After the latest financial squalls there is talk of a return to traditional banking. Could it ever catch on, asks Ann Marie Hourihane
THE ONLY time I understand economics is when there is a disaster. Even now I have my blind spots. It was Friday before I discovered that that great American bank, Wachovia, was not in fact called Watch Over You or, as the view got darker, Walk Over You. On the other hand I thought anything called Standard Poor's had to be a joke, which it is not. It's difficult.
Names are important in the world of finance. The lingo is designed to keep you bewildered, but now the veil has been snatched away. This time last week very few of us knew what short-selling was. Now we know that you can also do it naked; and it is such fun that it has been temporarily banned. Prime Time has brought out the scary music - to accompany its report on the financial crisis which was broadcast last Thursday. George Lee has never looked happier. Joe Duffy started a run on the banks. And Roger Peston, the BBC business editor, no less, has nonchalantly stated that "the wheels of capitalism are seizing up".
This time last week very few of us knew what leverage was. But now we know that it's just a longer word for debt. This time last week we thought that debt was an immutable thing, a permanent stain on your character. If you owe money to a bank and the bank goes bust then your debt lives on forever, glowing steadily in the hands of the new purchaser. But now we have discovered that if the banks themselves have debts their national government will take the debts off them and lock them away in a lead-lined canister. Way to go, guys. This is called finance. Free market. Competition. Imagine.
And then there are the proper names. Terribly proper, they were, to us in mortgage land. Not Lehman, of which few of us had ever heard before the summer. But Goldman Sachs. Merrill Lynch. Morgan Stanley. The Bank of Scotland. Those serious, heavy names that were always whispered in reverence by business reporters and newsreaders. Goldman Sachs. Merrill Lynch. Morgan Stanley, The Bank of Scotland. They sounded like the dependable, cautious, leather-bound sort of people who were keeping the finances of the little person safe, who were running the world economy while you were just eating egg sandwiches and drying your hair.
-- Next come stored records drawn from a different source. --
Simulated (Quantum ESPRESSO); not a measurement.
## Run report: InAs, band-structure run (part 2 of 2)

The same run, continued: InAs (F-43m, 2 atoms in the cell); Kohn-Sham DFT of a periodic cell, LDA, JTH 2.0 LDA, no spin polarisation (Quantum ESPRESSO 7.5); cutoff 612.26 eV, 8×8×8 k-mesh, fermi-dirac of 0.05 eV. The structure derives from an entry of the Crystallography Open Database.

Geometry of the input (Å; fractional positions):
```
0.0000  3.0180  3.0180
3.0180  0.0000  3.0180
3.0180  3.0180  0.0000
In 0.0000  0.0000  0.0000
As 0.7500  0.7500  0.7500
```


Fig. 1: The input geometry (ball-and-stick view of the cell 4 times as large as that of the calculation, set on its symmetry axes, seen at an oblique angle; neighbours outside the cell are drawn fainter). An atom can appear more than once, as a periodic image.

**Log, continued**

Take the Irish Stock Exchange. The radio each weekday charted its every rise and fall (or fall and fall, for a lot of this year) as if it was some great Leviathan breaking the waves. In fact, as one of the few people I know who has visited the Irish Stock Exchange, I can exclusively report that it is a rather small hall off Dame Street.
You might have thought that Roger Altman was a film director of the type of choppy film that critics like to call multi-stranded. But it turns out that Roger C Altman was once deputy treasury secretary in the United States, and subsequently on the board of Lehman Brothers. Who knew? Roger said: "The credit market is frozen."
But the best proper name of all is that of John Thain, who got $27 million in hello money when he joined Merrill Lynch last November. I thought it was Thane as in Thane of Cawdor, which was Macbeth's name before he was co-opted to the board of Lehman Brothers. Or that it was a bit like John Wayne, fearless American hero. But no, John Thain was the most highly paid chief executive of 2007, earning $83.1 million. Yet John Thain is not an example of the corporate greed that has brought us to the edge of the abyss. John Thain was well worth all the money he has been paid. The Financial Times praised his decision to sell Merrill Lynch to the Bank of America for $50 billion in a deal "hastily concocted in the antechambers of the New York Federal Reserve" as proof of "an outsider's ability to adapt deftly to a fast- changing environment".
Way to go, John.
Then we saw the Bush government, one of the most right-wing governments of this century, nationalising like Clement Attlee on speed. Clement Attlee - now there's a name to conjure with.
Suddenly the term investment bankers does not seem so respectable after all. Investment bankers, far from being men of probity in the City, or Masters Of The Universe (yes, my sources on investment bankers are the film Mary Poppins, and a cursory reading of the book Bonfire of the Vanities) are revealed to have been boy racers all along, just chasing their bonuses using our money as petrol. What fun they must have had! Franklin D Roosevelt banned investment banking in 1930. Whose bright idea was it to bring investment banking back?
Now there is talk of a return to "the traditional type of banking".
Traditional banking - such a lovely phrase. It makes you think of libraries, of cigar smoke, of the port twinkling in the decanter. From the sound of it the return to traditional banking would presumably revive arcane practices such as not lending money that you do not have. It's such a lovely idea. Now all they have to do is to come up with a good name for it.